We have made it interesting for this Roman guide. Yesterday we spent three or four hours in the Vatican, again, that wonderful world of curiosities. We came very near expressing interest, sometimes--even admiration--it was very hard to keep from it. We succeeded though. Nobody else ever did, in the Vatican museums.

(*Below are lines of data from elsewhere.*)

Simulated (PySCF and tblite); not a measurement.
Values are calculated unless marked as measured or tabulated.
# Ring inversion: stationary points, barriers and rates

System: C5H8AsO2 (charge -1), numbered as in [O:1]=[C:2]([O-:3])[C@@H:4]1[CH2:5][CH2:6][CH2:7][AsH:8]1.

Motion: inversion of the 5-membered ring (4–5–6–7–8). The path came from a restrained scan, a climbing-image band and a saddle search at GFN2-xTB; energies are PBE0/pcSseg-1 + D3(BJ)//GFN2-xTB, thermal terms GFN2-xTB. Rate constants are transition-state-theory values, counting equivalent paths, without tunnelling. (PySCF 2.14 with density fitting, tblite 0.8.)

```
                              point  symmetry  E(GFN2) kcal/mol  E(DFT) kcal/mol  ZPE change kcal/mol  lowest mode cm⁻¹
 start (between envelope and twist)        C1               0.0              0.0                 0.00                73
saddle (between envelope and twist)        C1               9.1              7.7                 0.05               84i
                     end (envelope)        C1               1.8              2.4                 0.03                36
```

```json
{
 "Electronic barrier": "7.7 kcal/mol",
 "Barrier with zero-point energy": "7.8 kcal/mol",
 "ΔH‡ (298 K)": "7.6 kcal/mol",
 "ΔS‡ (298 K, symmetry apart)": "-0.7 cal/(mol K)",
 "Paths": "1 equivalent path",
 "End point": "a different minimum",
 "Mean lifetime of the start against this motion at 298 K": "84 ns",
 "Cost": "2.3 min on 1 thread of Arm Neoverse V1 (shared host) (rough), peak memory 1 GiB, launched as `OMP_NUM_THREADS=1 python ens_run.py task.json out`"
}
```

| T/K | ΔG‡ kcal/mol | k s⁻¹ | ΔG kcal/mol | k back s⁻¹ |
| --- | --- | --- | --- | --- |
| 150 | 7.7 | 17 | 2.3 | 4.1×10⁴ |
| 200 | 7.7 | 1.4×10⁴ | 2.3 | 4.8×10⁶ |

The guide was bewildered-- non-plussed. He walked his legs off, nearly, hunting up extraordinary things, and exhausted all his ingenuity on us, but it was a failure; we never showed any interest in any thing. He had reserved what he considered to be his greatest wonder till the last--a royal Egyptian mummy, the best preserved in the world, perhaps. He took us there. He felt so sure, this time, that some of his old enthusiasm came back to him:

"See, genteelmen!--Mummy! Mummy!"

The eye-glass came up as calmly, as deliberately as ever.
"Ah,--Ferguson--what did I understand you to say the gentleman's name was?"

"Name?--he got no name!--Mummy!--'Gyptian mummy!"

"Yes, yes. Born here?"

"No! 'Gyptian mummy!"

"Ah, just so. Frenchman, I presume?"

"No!--not Frenchman, not Roman!--born in Egypta!"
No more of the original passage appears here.